Normally, I would like certain feature extraction techniques like PCA to occur within a pipeline so that we dont leak data, meaning we train a pca model on the training data, produce feature from it to augment the training data, and then use the same model to augment the validation data. So I searched the forum and found no one had addressed tabular feature extraction inside the TabularPandas pipeline and then spent a few hours trying to implement something that works.

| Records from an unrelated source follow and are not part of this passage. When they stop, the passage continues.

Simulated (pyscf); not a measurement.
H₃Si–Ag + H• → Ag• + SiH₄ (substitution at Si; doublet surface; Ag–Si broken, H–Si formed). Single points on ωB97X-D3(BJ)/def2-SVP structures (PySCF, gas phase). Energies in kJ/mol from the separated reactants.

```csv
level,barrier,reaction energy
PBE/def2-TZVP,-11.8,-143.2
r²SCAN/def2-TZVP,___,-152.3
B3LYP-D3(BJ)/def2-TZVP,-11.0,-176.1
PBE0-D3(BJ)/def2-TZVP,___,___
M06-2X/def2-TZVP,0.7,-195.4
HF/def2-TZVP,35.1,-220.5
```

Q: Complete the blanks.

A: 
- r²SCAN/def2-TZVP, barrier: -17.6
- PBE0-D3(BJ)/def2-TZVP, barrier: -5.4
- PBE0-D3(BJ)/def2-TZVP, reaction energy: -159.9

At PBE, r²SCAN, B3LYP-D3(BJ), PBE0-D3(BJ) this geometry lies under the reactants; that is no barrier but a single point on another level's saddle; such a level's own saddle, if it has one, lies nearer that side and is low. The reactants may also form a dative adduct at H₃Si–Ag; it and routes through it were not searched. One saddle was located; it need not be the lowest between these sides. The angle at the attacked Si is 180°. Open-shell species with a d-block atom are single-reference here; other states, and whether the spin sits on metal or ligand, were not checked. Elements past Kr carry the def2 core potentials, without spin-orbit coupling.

The method I came up with to do this is to pass a proc to TabularPandas that extracts the pca features and then concatenates n of them with the existing features. However, I cannot figure out a way to apply the proc to the categorical features because they arent encoded yet when the proc is activated (I think). The continuous features have already gone through normalization beforehand, but categorify seems to have a lazy activation or something.

The proc is functional however, so if any of you would like to implement PCA feature extraction or a similar method (auto-encoders, tsne, etc) on continuous data, it would be fairly easy to modify this code. I have only tested this on tabular data since I dont handle other forms that often, so It probably will not work for visual learners.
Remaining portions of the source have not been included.